The word Zaphon is used four times in the Hebrew Bible. The word literally means “north.”
Twice the word is used to refer to a city in Gad on the east bank of the Jordan River (Joshua 14:27 and Judges 12:1). In these two passages, we are not told anything specific about the city. Zaphon is simply used as a landmark.
The King James Version also uses the word Zaphon in Psalm 48:2 and Isaiah 14:13, whereas most modern versions translate the word as “north.”
Compare these two translations, with emphasis added:
KJV Psalm 48:2: “Beautiful in its loftiness, the joy of the whole earth, like the heights of Zaphon is Mount Zion, the city of the Great King.”
ESV Psalm 48:2: “Beautiful in elevation, is the joy of all the earth, Mount Zion, in the far north, the city of the great King.”
Mt. Zion (Jerusalem) is near the middle of Israel, but when the kingdom split, Jerusalem was then near the northern border of Judah (the southern kingdom). While this is a possible explanation for Zaphon being equated with Jerusalem in the ESV, it also seems that the term Zaphon was used in Canaanite literature to refer to a “cosmic mountain par excellence in Northwest Semitic regions” (Niehr, H., “Baal-Zaphon,” Dictionary of Deities and Demons in the Bible Online, van der Toorn, Becking, and van der Horst, ed., http://dx.doi.org/10.1163/2589-7802_DDDO_DDDO_Baal_Zaphon, accessed 1/19/22). It may be that the biblical author in Psalm 48:2 is making a conscious comparison between one of the Canaanite sacred places (Baal-Zaphon) and the most sacred place in Israel. In other words, it is not Baal-Zaphon where God can be encountered, but Mt. Zion.

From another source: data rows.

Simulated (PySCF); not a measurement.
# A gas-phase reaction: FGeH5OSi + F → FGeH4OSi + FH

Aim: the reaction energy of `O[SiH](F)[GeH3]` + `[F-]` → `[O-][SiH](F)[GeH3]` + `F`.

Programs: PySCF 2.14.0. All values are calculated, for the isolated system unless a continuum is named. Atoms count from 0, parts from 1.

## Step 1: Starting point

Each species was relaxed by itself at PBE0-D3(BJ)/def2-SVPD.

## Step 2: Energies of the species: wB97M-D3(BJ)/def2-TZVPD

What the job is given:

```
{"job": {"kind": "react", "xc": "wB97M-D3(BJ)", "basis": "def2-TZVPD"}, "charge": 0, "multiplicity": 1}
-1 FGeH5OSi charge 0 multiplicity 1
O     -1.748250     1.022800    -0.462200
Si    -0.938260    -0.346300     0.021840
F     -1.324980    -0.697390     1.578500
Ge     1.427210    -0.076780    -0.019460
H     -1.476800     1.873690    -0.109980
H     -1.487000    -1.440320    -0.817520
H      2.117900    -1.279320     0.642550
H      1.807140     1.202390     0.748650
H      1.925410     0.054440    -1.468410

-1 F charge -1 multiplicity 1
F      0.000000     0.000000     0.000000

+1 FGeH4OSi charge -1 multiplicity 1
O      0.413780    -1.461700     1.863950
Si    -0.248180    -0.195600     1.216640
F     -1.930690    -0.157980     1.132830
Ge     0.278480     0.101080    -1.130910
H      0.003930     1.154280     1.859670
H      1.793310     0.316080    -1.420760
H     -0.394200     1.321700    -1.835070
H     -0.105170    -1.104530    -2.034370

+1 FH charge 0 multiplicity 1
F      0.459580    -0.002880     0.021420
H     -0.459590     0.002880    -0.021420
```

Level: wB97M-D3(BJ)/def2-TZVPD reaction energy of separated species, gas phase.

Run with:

In Isaiah 14:13 the king of Babylon says, “I will sit enthroned on the mount of assembly, on the utmost heights of Mount Zaphon.” This seems to use the term Zaphon in the same way that Psalm 48:2 does; however, the interpretation is complicated by the context. Some see this passage as referring to Satan and his sin of pride that brought on the fall, while others believe this refers only to the Babylonian king and his sin of pride (no doubt inspired by Satan). In either case, the point is that the individual speaking attempted to exalt himself above the most sacred site(s).
In conclusion, Zaphon is a city in Israel of no particular significance, but the name of the city takes on a sacred significance for Canaanites, and that may color the way the term is used in biblical literature.